Disclaimer: I work for Altinity.


These some really great technology coming out of Russia in the information retrieval/database world: ClickHouse, a bunch of Postgres stuff that Yandex is working on, 2gis.ru (a super detailed vector map on a completely different stack to Google/MapBox), etc.


Definitely! Do you have any further info about what Postgres stuff Yandex is working on?


There is a company in Russia called Postgres Pro https://postgrespro.ru/ and they are those people who added json functionality to postgres. As far as I know they work on full text search for postgres now.


There's a bunch of stuff scattered around on mailing lists and conferences: I think it's the main data source for Yandex's email offering (gmail equivalent). They've got an async C++ library for postgres called Ozo, and they're quite active in the community!


> Most other database management systems don’t even permit benchmarks (through the infamous "DeWitt clause"). But we don’t fear benchmarks; we collect them.

I love the confidence here.


I don't have firsthand experience, but everyone I know with second- (colleague) and third- (acquaintance) -hand experience says the performance promises hold up.


Of course it does - it’s purpose built for a narrow use case. However it’s an extremely popular use case.

Clickhouse optimizes on the 2 most important things for OLAP - minimal disk space due to compression benefits of columnar storage and minimal compute for the same reason - and therefore fast.

However it isn’t flexible when you want to expand the use case. You can’t do any sort of text search, no complex joins (there are no foreign keys), and you need to order you tables there way you want to sort them.

For certain things it’s perfect. It was built to solve a problem Yandax had and that’s notable. But it doesn’t have anywhere near the flexibility of Elasticsearch for example.

But yes it’s purpose built to be extremely fast and minimize storage for the types of use cases it is built for.


> However it isn’t flexible when you want to expand the use case. You can’t do any sort of text search, no complex joins (there are no foreign keys), and you need to order you tables there way you want to sort them.

That is false. I have built a large scale system that does tons of text searches, complex joins and even queries on top of JSON objects with performance that rivals BigQuery and surpasses it in terms of cost.

Edit: actually much better performance when you account for BigQuery’s cold start scenario.


BigQuery isn’t really OLTP and if I needed real time results for things like search I don’t think Clickhouse is the solution at even limited scale. I guess everyone’s mileage varies though.


I don't think it's accurate to say the ClickHouse use case is narrow. ClickHouse is extremely good at loading and querying events arriving in near-real time from event streams like Kafka. It can also load very efficiently from data lakes. Like Druid it can offer low latency response even as the data set size scales into trillions of rows.

ClickHouse is used for everything from log management to managing CDN delivery to real-time marketing and many other applications. It's gone far beyond the web analytics use case for which it was originally developed at Yandex.

Edit: clarification


Can you explain more how it’s used for real time marketing and other things? Ive only used it for OLAP which although it has a lot of different things is still more or less the same thing abstractly. Would love to hear about these other uses.

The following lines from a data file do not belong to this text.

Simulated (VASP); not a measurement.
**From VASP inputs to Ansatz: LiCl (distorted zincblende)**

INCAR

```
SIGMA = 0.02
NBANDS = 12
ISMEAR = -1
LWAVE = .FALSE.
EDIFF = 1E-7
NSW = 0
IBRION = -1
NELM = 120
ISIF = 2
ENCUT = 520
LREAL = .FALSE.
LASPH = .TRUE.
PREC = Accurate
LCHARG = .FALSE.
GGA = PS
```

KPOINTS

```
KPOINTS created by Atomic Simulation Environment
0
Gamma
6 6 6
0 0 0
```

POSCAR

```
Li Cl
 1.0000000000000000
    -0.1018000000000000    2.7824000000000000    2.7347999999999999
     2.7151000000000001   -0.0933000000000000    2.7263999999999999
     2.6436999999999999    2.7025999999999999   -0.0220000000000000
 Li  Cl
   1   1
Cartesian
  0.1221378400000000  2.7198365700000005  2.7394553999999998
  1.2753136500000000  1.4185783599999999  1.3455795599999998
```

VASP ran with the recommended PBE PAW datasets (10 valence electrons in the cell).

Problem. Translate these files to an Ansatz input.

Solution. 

For example, you can use ClickHouse queries to dynamically change the shape of pages based on user behavior across multiple sites (aka retargeting). You can can also use ClickHouse to manage CDN downloads in real time. Here are a couple of talks that illustrate both use cases.

We still call this OLAP but it's quite different from traditional uses. In particular the core data come event streams.

https://altinity.com/presentations/2020/06/16/big-data-in-re...

https://altinity.com/webinarspage/2020/6/23/big-data-and-bea...


Interesting news indeed! I very much wonder what it means long term in terms of Licenses. I would imagine much better future if Clickhouse would become Foundation driven process which gives good protection from license change (through I'm biased here) - Currently Clickhouse fully under Apache 2.0 license may look too good to be true compared to where many successful VC funded projects took licenses of their projects (think Elastc, MongoDB, Redis)

In any case though I expect a lot of growth in Clickhouse community now and investment both engineering and most importantly Marketing - I think Clickhouse technology has a lot more adoption potential than it currently has


I'd much rather they relicensed early if they can, to set expectations and to ensure talented people actually get to sustain its development, rather than parasitic jobsworth FAANG types who will inevitably drive development at Amazon. Free software in this context is very dead, let's not pretend network and channel effects of AWS were ever envisaged in the 1980s when most "contemporary" free software licensed were designed.


Canonical link: https://clickhouse.com/blog/en/2021/clickhouse-inc/

But I presume the GitHub link (https://github.com/ClickHouse/ClickHouse/blob/master/website...) has been submitted because clickhouse.com is going to be blocked for a large fraction of HN users (Peter Lowe’s Ad and tracking server list, which I think uBlock Origin has enabled by default, includes ||clickhouse.com^). I’m actually a bit curious why clickhouse.com (or more likely a subdomain?) would be being used this way; I’d have thought that they’d separate any such uses to a different domain so as not to hinder their main domain which is about the software and nothing to do with ads or tracking at all (even if that’s probably the main end use of such an OLAP DBMS).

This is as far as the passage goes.